Credit: Wikimedia Commons // Public Domain
The London Underground has no shortage of wild, extraordinary, sometimes bizarre stories and tales. An emblem of London’s early run into modernity, the Underground network is a vast and convoluted network of crisscrossing railway tunnels. With its numerous stations dotted around the city, each station is filled with a pilgrimage of busy commuters. Like the city it calls home, the network has a rich, colorful, intriguing history. Let’s take a leaf from history and unravel one of its most riveting stories – the birth of the escalator.
Now, imagine this. The year is 1911. The city is in the midst of an exciting growth spurt. At the heart of it is the fast-growing London underground, the first-ever of its kind. It is slowly coming to life… one new tunnel at a time.
Got it? Okay, now transport yourself to Earl’s Court underground station. Snap bang in the center of the bustling metropolis, Earl’s Court station is nestled in an ocean of chic shopping arcades, cafes, and upmarket restaurants. As the story of the past goes, it also became the first-ever station to host the moving staircase, what we now call an escalator. But, and very unsurprisingly, the stairway sent no shortage of terror in the many travelers unfamiliar with such a thing back then. Terrified Londoners crowded the top and the bottom of the newly opened stairway. Overcome by awe and amazement, they couldn’t be blamed for dreading their laces getting stuck in the gaps or just wobbling and tumbling down to their demise.

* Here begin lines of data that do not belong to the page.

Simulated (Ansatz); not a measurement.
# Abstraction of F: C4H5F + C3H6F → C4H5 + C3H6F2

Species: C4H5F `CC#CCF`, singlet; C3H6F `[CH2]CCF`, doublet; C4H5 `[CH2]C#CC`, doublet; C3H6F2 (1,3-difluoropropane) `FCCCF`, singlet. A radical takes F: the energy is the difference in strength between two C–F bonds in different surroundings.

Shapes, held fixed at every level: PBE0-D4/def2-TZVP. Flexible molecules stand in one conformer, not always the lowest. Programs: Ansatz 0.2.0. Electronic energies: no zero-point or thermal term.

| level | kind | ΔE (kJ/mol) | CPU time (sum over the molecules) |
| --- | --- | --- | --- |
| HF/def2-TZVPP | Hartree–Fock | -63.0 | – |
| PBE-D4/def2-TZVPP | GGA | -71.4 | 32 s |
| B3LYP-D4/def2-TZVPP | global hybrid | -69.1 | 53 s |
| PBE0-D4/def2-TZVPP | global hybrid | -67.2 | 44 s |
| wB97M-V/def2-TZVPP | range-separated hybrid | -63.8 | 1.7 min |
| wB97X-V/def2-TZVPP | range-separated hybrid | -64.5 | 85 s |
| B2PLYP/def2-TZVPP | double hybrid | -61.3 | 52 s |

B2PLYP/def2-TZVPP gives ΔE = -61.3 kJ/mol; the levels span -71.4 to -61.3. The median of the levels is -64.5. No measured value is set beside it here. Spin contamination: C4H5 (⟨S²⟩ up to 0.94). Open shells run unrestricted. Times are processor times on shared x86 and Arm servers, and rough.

To clarify, this wasn’t the first-ever escalator in the entire city of London or the world. Late in the 19th century, the first London-based escalator appeared in the upmarket departmental store of Harrods. Before that, escalators were popping up in Paris and the United States. The first workable one was opened in the USA in 1892 in a theme park in Coney Island, New York. However, the ones mentioned above didn’t usually fall in the tracks of London’s large commuting population. Unlike the one at Earls Court, which met many travelers by surprise.
It’s also worth noting that, back then, the escalators were designed a little differently. Unlike today’s “comb” model, the first-ever escalators ended with a diagonal stairway, which meant that the escalator finished earlier for the right foot than it did for the left foot. And, honestly speaking, if you’ve ever traveled on London’s many escalators, it doesn’t take a telescope to see how terrifyingly long they are. So, as expected, it wouldn’t be easy to get the premodern commuters to embrace this marvel of engineering.
In response, then, the station authorities conjured up a cunning plan. This is where a person called William “Bumper” Harris comes into the picture. An engineer by trade, this chap had only one leg. Originally from Bristol, Harris got a job up north in Salford as an engineer. Later, he married his boss’s daughter and ended up being sent to London to work on its budding new underground railway line. In a sad and brutal-sounding train incident, he lost a leg as it got stuck between two carriages, leaving him with his one-legged figure. Rumour has it that he was the victim of a nasty prank played by his colleagues. He may have lost a leg, but he certainly kept his courage.
So, as it happened, Harris was asked to spend the day cruising up and down the escalator to reassure the multitudes of frightened (and mostly two-legged) passengers. As it turns out, probably thanks to his engineering background, this new wonder of engineering was nothing more than “child’s play.” So, unintimidated by the novelty, Bumper’s single leg became the first to carry a person up and down the escalator. Shortly afterward, the rest of the crowd took the plunge and harkened to a new era in public transport.
Meanwhile, it is said that our old man Harris went on to make an absolute fortune in the years that followed, bagging several properties in Greenwich in the process. Having earnt a buck from simply riding up and down an escalator, he later worked on the Severn Tunnel, yet another feat of engineering that happens to connect Wales with the South-Western corner of England. He spent his last years in Gloucestershire, retiring in the small town of Stonehouse, where he reportedly became a watercolor artist.
Today, the London Underground boasts a total of 451 escalators, the vast majority located in the busiest stations. The station that bags the most is Waterloo Station, with 23 escalators. A short journey west from Waterloo, at Angel Station is the deepest in the entire network, extending to a whopping 60 meters deep. Together, this cobweb of moving stairways helps transit a staggering 1.35 billion passengers yearly, measured by annual arrivals.
So, if you’re lucky enough to crisscross London’s vast underground network, you know who to thank. And, quite fittingly, London isn’t unaware of their unsung hero. Today, a small and handsome figurine of William Harris stands proudly in London’s Transport Museum. A fitting tribute to the humble yet momentous legacy that William Harris came to forebear.